On May 4th I celebrated 21 years of continuous sobriety. Thanks to 12 Step, 12 Traditions, a Church that guides me and God who loves me more than He wants me to like Him I have a life today that is second to none.
I do not have, however, the life I wanted. Heck, I don't even have the life I STILL want. I want a life free from financial concerns. I want a life that includes a united and loving family. I want the people I love to go to heaven. I want to be taller.
The lesson I am learning every day is being happy does not have to include having what you want all the time, nor does it mean a life free from trouble and strife, worry and turmoil. I am learning that being happy means I am focused on one thing and that thing is my path to heaven.
Not being of the mind that all paths to heaven are equally valid, I do wish those I loved would join me on The Way. I understand, however, that this is probably never going to be a reality I experience. Over the weekend, my friend Terry told me about a letter written by an elderly uncle of his years ago lamenting how none of the children were actively practicing the Faith when only a short time ago their own ancestors were willing to die to defend it. We know that Faith is the same. Methinks it is the people that have changed. Rather than defending the Eucharist to the death, they are willing to defend to the death their right to walk away from Him in the name of freedom and political correctness. That is just plain sad.
Today I know that being sober allows me to look at history, my life, my behavior and what is going on around me with a clear head. That, however, is not enough. It is not enough for me to look at things without being muddled by alcohol and drugs. I must always be willing to look at life with the eyes of Faith. No matter what pops up in the news, I have to ask myself, "How is the Holy Spirit at work in this situation right now?". That is not always easy, as I am a sentimental woman with an overly developed sense of justice. I want what I want when I want it and it is because I am right, doncha know.
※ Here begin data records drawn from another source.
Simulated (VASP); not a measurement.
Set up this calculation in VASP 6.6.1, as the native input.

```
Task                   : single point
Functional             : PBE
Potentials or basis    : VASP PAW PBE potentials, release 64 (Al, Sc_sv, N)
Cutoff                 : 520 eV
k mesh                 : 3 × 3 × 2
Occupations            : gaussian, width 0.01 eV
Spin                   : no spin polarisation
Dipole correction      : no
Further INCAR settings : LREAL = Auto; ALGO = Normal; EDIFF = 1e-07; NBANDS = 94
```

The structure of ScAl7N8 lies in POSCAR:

Well, no matter what I know today I am sober. I am willing to not drink for one more day. I can see clearly now and I know that whatever rain may fall in my life it is probably a good cover for the grace that falls all the time - and I, no matter what, will be ok.
Please hold my intentions before the Blessed Sacrament today. My heart aches for some loved ones who are going through hell without the comfort of Jesus and His Church. I know what that is like - and it sucks.